Keramiek van Campen is the atelier of Andrea Boerman and Inge van Bogerijen. They have been working together since 2001 as ceramic designers, each with their own signature.
Andrea Boerman has a fascination for infinite and repetitive patterns. The sources of inspiration for her work are the Moorish tile motifs in the Alhambra in Granada Spain, known from the mosaics that consist of a series of abstract, geometric shapes and mosaics formed like wickerwork. The infinite and repetitive patterns of Dutch graphic artist M.C. Escher also intrigue her; an initially chaotic whole that, on closer inspection, accommodates a strict, almost mathematical arrangement and structure.

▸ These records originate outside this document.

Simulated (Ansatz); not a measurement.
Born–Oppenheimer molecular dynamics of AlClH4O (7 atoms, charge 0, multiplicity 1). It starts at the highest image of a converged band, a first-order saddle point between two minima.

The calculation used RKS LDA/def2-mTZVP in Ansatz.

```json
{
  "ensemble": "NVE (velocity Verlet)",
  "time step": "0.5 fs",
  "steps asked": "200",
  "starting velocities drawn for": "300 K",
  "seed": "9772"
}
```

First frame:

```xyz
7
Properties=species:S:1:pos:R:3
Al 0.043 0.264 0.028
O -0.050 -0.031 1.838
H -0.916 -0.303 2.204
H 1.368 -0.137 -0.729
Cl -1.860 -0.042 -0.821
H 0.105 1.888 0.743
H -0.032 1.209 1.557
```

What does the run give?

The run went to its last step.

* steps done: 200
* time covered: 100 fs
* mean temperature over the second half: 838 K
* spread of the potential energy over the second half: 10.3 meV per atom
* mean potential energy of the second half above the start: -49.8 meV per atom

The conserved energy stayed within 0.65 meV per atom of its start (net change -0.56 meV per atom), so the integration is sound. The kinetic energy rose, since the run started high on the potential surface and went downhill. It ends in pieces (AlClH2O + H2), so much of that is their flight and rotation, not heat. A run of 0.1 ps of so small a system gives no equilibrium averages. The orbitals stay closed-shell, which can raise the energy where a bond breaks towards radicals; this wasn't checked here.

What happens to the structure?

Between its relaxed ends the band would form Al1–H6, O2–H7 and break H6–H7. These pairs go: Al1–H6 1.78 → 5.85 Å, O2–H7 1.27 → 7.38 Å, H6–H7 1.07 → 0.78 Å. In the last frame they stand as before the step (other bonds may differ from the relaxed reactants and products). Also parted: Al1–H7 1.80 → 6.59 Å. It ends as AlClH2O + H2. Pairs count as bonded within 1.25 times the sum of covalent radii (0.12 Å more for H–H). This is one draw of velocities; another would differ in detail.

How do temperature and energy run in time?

The braid motifs return time and again in the work of Andrea Boerman, with themes such as infinity, endlessness and organization. "The complex structure can only be discovered by following and viewing the lines that seem endlessly woven." This way the viewer discovers the principle of thoughtful, regular surfaces. 'What intrigues me there is an unlimited combination of the elements, which is why I wanted to find a form for my objects that would no longer have an ending or edge. By allowing the elements to disappear over the edge or to gradually evolve into a rough surface, I suggest infinity. It is a theme that always comes back to my work. '
In her current work Andrea Boerman tries to combine these Moorish influences with the scientific drawings of Ernest Haeckel and Maria Sibylla Merian. 'Although repetition remains important in my work, the visual language is changing as a result.'
The applied work of Andrea Boerman is similar in structure to her autonomous work. Plaster molds are made following the design, and subsequently, thanks to a specific pouring and baking process, glass-like, clear-white, extremely thin and softly translucent porcelain shards are created. 'The small size and fragile character makes these designs achieve the value of precious crockery in a cupboard.'
Inge van Bogerijen
Inge van Bogerijen’s work is always unique; there is only one copy of each utensil or object. The chosen forms are mainly vases and bowls, sometimes objects, usually made of coarse stoneware clay and shaped by hand. Starting points for new series are themes such as balance, contrast, wires, lids and fragments. The main characteristic of Inge van Bogerijen’s work is the combination of round and tight shapes, and lines and asymmetry. Her quest for balance and tension manifests itself in the addition of other natural materials such as metal, cork or wood, resulting in a combination of coarse stoneware clay with porcelain or in partial glazing of the work. The latter is achieved with stoneware glaze or by rubbing with oxides and dyes and often heated several times to no less than 1,200 degrees. In the end, every object refers back to nature.
Next to her autonomous work, Inge van Bogerijen makes necklaces of porcelain, inspired by natural, organic forms. She also makes urns for crematoria, funeral homes and private individuals.